851. Pitons. Pitons? Really? You named some aliens after rock-climbing tools?
Ahem. The Pitons apparently are cave-living people with nearly white eyes and translucent skin who must wear "eye shields" when on other planets. Might want to wear some extra sunblock, too.
They also often have no hair, supposedly because they live underground.
...Living underground makes your hair fall out?
I don't think it works that way.
852. Pitrillistians. Pitrillistians are seven feet tall, have long "horns" that hang down to their waists, and have left hands that are insect pinchers and right hands that are human-like. Their language is made up of buzzing created using their insect wings.
They were created for the "Design an Alien" contest, which explains a lot.
Rating: 3/5. While the pincher hand/"normal" hand dichotomy is silly (though not necessarily impossible), I like the design and I love that someone used the detail of a wing language. You don't see enough of that.
853. Pliith. Pliith are plant people. They have eyes that can emote and turn purple when angry, but their most notable and amusing trait is that they apparently live in flower pots and rely on others to move them around. (They do have some degree of movement beyond emoting, and can talk, but they aren't strong enough to move themselves.)
Rating: 3/5. If there was a Jedi member of the species, I'd feel obligated to bump them up a point.
854. Ploven. The Ploven are aquatic sapients called "little finbacks" by Imperial personnel. They were subjugated and ordered to make contributions to Imperial war efforts, and when they didn't meet their quota, the Star Destroyer Forger boiled their oceans, killing over two hundred thousand of them with the resulting clouds of steam.
...Wait, they're aquatic, but they got killed when the oceans boiled because the steam hit them? What?
They probably aren't extinct despite this loss, because two hundred thousand deaths is chump change in the grand scheme of things when your civilization has millions of inhabited planets.
Rating: 2/5, for a combination of inconsistency and amusing me just a little bit.
855. Poldts. Poldts look like battle droids, because they're based on concept art for the Neimoidians from which the battle droids were derived.
Rating: 2/5. I've said it before and I'll probably say it again-fictional universes which have lots of people work on them are weird places, you guys.

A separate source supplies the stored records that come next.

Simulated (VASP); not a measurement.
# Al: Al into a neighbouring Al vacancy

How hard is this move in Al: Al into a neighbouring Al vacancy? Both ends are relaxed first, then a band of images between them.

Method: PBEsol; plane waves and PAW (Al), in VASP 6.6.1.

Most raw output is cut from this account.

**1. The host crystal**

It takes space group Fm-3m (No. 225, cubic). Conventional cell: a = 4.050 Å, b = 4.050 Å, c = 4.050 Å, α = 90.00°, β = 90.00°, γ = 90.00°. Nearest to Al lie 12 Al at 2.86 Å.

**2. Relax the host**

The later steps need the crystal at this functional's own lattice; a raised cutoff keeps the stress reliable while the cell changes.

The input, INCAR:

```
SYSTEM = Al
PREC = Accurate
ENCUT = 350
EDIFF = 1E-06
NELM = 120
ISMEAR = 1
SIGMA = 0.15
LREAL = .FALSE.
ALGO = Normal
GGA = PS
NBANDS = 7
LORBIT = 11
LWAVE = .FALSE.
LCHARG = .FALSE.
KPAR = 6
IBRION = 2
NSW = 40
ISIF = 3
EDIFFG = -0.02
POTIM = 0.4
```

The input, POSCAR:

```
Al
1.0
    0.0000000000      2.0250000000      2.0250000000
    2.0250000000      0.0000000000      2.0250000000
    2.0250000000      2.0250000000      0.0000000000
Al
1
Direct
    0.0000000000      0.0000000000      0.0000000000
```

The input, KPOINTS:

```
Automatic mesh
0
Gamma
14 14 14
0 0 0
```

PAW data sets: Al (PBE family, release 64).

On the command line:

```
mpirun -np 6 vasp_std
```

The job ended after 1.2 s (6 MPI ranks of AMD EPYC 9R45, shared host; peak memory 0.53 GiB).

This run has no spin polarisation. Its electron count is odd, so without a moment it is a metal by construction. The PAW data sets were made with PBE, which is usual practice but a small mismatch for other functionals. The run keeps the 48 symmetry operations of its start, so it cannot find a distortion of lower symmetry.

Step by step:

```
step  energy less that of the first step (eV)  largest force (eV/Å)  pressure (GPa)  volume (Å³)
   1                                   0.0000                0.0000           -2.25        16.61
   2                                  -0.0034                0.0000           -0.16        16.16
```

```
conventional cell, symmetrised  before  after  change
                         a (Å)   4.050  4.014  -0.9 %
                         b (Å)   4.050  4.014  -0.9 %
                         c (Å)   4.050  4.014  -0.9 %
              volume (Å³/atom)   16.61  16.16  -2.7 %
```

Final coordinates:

856. Polosich. Apparently, the Polosich have "velvety" yellow skin, which is a... interesting combination.
The known member of the species was a snobby traveller, snobby to the point where he questioned the idea of letting people on board a luxury line just because these people did in fact have tickets.
Uh, dude, that's how business works: Somebody offers a service, and somebody else buys it. And if the seller interferes with the buyer actually getting anything, that's generally how a scam works.
857. Polydroxol. ...A (fake) chemical name?
It's oddly appropriate in this case, because Polydroxol apparently resemble large sapient globs of mercury, and can take numerous shapes and heal nigh-instantaneously from most wounds. They only die when they run out of made up chemicals called "electroglobins" that make up their circulatory system, which take them time to replenish.
In other words, as long as they still have blood, they're alive.
Rating: 3/5. Some neat ideas in there with all the nonsense words.
858. Porporites. A (fake) mineral name?
Not appropriate at all in this case, as apparently Porporites were fast-breeding cetaceans who, nearly five thousand years before the movie era, somehow became universally addicted to the spice (drug) ryll, and then they declared war on the Old Republic or something. A combined force of war droids and the Jedi Order apparently couldn't stop them (goodness gracious), and so Gank mercenaries were hired to fight them.
Then the Ganks killed all of them and decided to pick a fight with the Old Republic.
Rating: 2/5. ...I was never under the impression from other sources that the Ganks were nearly that awesome.
859. Poss'Nomin. There are, as there have been in the past, two radically different pictures of this species that seem mutually incompatible. Hilariously, they are described as "easily recognized" by their three eyes and shovel-shaped jaws.
...Yeah, technically both pictures have both those things.
Apparently, they love exploring.
Rating: 2/5 for the amusement value of comparing their pictures.
860. Povanarians. Povanarians apparently resemble frogs, and some served on a New Republic fleet at some point.
Rating: 2/5, because as sparse as that is you can't go wrong with frogs that can pilot spaceships.